October 5, 2010 / 1:53 PM / 9 years ago

Afghan probe finds armed men among 13 killed in NATO raid

KABUL (Reuters) - An Afghan delegation dispatched to investigate reports of civilian deaths in a NATO raid in eastern Afghanistan has found that 13 people were killed and that some of them were armed, the president’s office said on Tuesday.

Civilian casualties caused by foreign forces hunting militants have long been a major source of tension between President Hamid Karzai and the Western nations whose troops help support his government in the face of a growing insurgency.

On September 25, the NATO-led International Security Assistance Force (ISAF) said more than 250 Afghan and foreign troops had battled insurgents in eastern Laghman province, killing at least 30 insurgents in an air and ground assault.

After the fighting died down, villagers said civilian family members and neighbors had been killed in the raids, prompting Karzai to send a delegation to investigate.

At the time, ISAF said there were no reports of civilian casualties and sent its own team to the area.

“According to reports from the delegation, as a result of an operation by NATO forces approximately two weeks ago in Masmut village of Alishang district in Laghman province, 13 people were killed,” Karzai’s office said in a written statement.

“Based on video evidence taken at the scene of the incident, a number of them were armed,” it said.

The statement did not say who had taken the video footage or whether some of the other dead were civilians.

Karzai told the delegation he would raise the issue at a security meeting this week and that all security sectors, including the commander of U.S. and NATO forces, General David Petraeus, should study the delegates’ findings.

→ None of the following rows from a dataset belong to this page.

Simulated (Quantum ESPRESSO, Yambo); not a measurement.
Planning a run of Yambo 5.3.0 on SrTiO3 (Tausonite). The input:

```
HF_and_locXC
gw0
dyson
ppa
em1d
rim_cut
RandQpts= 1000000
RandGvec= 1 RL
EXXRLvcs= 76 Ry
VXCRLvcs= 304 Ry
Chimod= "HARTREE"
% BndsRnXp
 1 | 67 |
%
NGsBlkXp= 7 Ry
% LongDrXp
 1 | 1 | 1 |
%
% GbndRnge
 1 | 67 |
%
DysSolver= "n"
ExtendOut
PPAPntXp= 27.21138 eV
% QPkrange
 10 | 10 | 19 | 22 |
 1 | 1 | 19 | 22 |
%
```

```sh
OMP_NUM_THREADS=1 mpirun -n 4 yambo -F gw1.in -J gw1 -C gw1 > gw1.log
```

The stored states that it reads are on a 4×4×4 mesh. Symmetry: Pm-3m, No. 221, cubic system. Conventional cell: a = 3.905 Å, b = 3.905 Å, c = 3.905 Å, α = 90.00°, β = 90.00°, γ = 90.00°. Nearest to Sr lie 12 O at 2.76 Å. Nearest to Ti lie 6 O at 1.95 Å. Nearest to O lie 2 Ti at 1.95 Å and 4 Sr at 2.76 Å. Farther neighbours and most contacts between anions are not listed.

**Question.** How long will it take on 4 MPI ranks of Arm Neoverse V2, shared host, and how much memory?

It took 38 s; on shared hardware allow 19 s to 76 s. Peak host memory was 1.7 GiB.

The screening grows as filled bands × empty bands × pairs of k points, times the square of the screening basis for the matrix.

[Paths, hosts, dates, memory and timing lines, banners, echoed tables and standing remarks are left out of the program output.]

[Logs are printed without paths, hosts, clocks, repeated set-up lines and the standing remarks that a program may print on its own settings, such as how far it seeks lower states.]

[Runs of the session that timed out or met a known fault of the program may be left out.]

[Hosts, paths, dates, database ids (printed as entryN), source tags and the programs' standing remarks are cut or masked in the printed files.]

A spokesman for ISAF said it had completed its independent investigation and would release further information over the next two days.

A mid-year United Nations report painted a dark picture of security in Afghanistan in the first half of 2010, with violent civilian deaths jumping 31 percent, although the total number caused by aerial attacks fell 64 percent.

It was not clear whether the dead in Laghman had been killed by ground troops or by air strikes called in to support the troops.